As stated in "Learn Clojure - Hashed Collections":
There are several ways to look up a value in a map...When the map in question is being treated as a constant lookup table, its common to invoke the map itself, treating it as a function...
I've known this for a while, but an implication of this property surfaced for me today. Suppose we have a map:
(def characters
{nil " "
:O "O"
:X "X"})
The purpose of this map is to allow us to represent a tic-tac-toe grid as a string. Internally, we are using nil
, :X
, and :O
to represent board state and need to 'map' those values to corresponding strings. Here's how I started:
(def characters
{nil " "
:O "O"
:X "X"})
(->> grid ; [:X nil :O :X :X nil :O :O nil]
(map #(get characters %)) ; ["X" " " "O" "X" "X" " " "O" "O" " "]

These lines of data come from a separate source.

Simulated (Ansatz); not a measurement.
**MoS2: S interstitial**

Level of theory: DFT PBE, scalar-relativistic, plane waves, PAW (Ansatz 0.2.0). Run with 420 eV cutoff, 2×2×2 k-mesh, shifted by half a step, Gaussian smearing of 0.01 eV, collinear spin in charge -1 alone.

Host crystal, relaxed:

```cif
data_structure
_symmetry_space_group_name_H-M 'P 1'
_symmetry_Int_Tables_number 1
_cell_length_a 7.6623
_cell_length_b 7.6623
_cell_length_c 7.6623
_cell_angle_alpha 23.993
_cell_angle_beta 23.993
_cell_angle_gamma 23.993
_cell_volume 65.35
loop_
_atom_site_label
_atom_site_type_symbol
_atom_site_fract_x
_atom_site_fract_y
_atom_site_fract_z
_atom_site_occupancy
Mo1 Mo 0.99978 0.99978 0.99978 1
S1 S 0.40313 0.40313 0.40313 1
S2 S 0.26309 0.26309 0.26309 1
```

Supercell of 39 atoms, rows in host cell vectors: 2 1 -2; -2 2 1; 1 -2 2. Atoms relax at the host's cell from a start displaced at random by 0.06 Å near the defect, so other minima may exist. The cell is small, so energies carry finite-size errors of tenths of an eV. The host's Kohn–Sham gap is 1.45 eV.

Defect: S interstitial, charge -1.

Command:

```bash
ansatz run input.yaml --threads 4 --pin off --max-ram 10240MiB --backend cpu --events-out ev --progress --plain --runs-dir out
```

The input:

(apply str)) ; "X OXX OO "
Summary: Start with a grid, map each value in the grid to its corresponding character using an anonymouse function that calls
(get characters %)
and combine them into a single string.
Then it hit me: the map itself is the function!
(->> grid
(map characters)
(apply str))
So, start with a grid, map it over the characters (using the map as the lookup function!), and combine the result into a single string. No need to define an anonymous function!
Since this was the only usage of the defined characters
map I decided it could be inlined:
(->> grid
(map {nil " ", :O "O" :X "X"})
(apply str))
Start w/ the grid, map
nil
to a space,:O
to the"O"
character,:X
to the"X"
character and make a single string.
Voila! I'm probably just scratching the surface with this realization. It's these kind of straight-forward approaches that make programming in Clojure such a joy!